Ad hoc committees are not entitled to reimbursement of their expenses unless they can prove they made a substantial contribution to the bankruptcy proceeding, although through the negotiating process the debtors may agree to the payment of fees and expenses.

Enforcement of estate’s rights

  1. If the liquidator has no assets to pursue a claim, may the creditors pursue the estate’s remedies? If so, to whom do the fruits of the remedies belong? Can they be assigned to a third party?

Individual creditors may not pursue remedies on behalf of the debtor. However, the court may grant a creditor or a creditors’ committee derivative standing to pursue actions on behalf of the debtor or its estate. If granted, litigation proceeds are directed to the estate for the benefit of all constituents. Alternatively, the trustee may retain an attorney on a contingency fee basis.

Under this arrangement the attorney receives a fixed percentage of the recovery and the excess reverts to the estate of the debtor. With court approval, a debtor’s secured lenders or stakeholders may fund the debtor’s prosecution of a valuable estate claim for the benefit of the estate. Proceeds flow to the estate and are distributed to creditors in accordance with their claims and priority.

Claims

  1. How is a creditor’s claim submitted and what are the time limits? How are claims disallowed and how does a creditor appeal? Can claims for contingent or unliquidated amounts be recognized? Are there provisions on the transfer of claims and must transfers be disclosed? How are the amounts of such claims determined?

Debtors in a bankruptcy case must file schedules of assets and liabilities and classify them as ‘disputed’, ‘unliquidated’ or ‘contingent’ where appropriate. Separately, creditors submit to the court proofs of claims detailing their claims and rights to receive a distribution from the bankruptcy estate. A creditor does not need to file a proof of claim if it believes the debtor’s schedule of its claim is accurate.

The debtor will file a motion to set a bar date for claims and, once approved by the court, send a notice of the bar date to creditors. Creditors will have until the bar date to file their proofs of claim.

Claims are allowed unless the debtor or another interested party objects to the claim. The debtor or an interested party may object to the claim for many reasons, including that:

  • the claim is contingent, unliquidated or the amount is incorrect;
  • there is a dispute about the validity of the claims;
  • the creditor fails to attach adequate supporting documents;
  • the creditor files the claim against the wrong entity or debtor; or
  • the claim is filed after the bar date.
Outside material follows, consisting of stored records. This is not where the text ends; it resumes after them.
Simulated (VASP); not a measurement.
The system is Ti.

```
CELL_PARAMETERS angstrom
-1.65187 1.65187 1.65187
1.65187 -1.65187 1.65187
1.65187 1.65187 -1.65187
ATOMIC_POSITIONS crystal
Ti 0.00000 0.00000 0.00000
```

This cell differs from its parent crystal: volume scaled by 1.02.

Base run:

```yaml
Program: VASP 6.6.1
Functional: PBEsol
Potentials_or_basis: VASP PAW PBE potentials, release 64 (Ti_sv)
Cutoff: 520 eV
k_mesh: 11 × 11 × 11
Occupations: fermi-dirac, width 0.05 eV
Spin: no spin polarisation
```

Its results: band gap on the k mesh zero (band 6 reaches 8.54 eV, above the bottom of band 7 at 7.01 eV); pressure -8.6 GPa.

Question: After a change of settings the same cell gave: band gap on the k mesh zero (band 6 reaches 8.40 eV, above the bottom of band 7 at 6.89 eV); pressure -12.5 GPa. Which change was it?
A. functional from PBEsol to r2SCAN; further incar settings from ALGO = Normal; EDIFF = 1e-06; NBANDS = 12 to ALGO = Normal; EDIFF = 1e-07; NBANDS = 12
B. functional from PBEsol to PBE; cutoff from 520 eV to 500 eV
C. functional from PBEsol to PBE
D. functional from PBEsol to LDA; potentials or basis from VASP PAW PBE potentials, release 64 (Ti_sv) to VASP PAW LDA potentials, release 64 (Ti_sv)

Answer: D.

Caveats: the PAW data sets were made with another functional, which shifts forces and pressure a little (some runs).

After a party objects to the claim, the creditor must timely respond to the objection. If the bankruptcy court upholds an objection to a claim, the claim will be disallowed and not subject to recovery. The creditor can usually appeal that decision.

Claims for contingent and unliquidated amounts must be filed before the bar date. The court will then either:

  • lift the automatic stay to allow the debtor and creditor to resolve the claim in another court (and return to the bankruptcy court with the liquidated judgment amount);
  • hold a trial on the claim within the bankruptcy court; or
  • estimate the claim for voting on the plan of reorganization.

Courts estimate claims to reach a reasonable valuation of the claim as of the date of the bankruptcy filing and are bound by non-bankruptcy law governing the claim when making an evaluation.

Unless the court orders otherwise, parties may freely transfer bankruptcy claims. Such transactions are private transactions between buyers and sellers that courts rarely interfere with. For claims not based on publicly traded securities, the Federal Rules of Bankruptcy Procedure require a transferee to file evidence of the transfer of a claim, typically in the form of an assignment of claim.

Any objection to the transfer must be filed within 21 days of mailing the notice to the transferor. In the absence of an objection, the transfer is valid. A valid claim acquired at a discount is enforced at its full value, and not the discounted purchase price.

An exception to this rule is bond debt acquired with an original issue discount, a portion of which may be treated as unmatured post-petition interest. The Bankruptcy Code disallows claims for unmatured post-petition interest unless the creditor claiming the interest is a secured creditor, the value of whose security exceeds its claims, or the estates are solvent and can pay unsecured claims in full.

Set-off and netting

  1. To what extent may creditors exercise rights of set-off or netting in a liquidation or in a reorganization? Can creditors be deprived of the right of set-off either temporarily or permanently?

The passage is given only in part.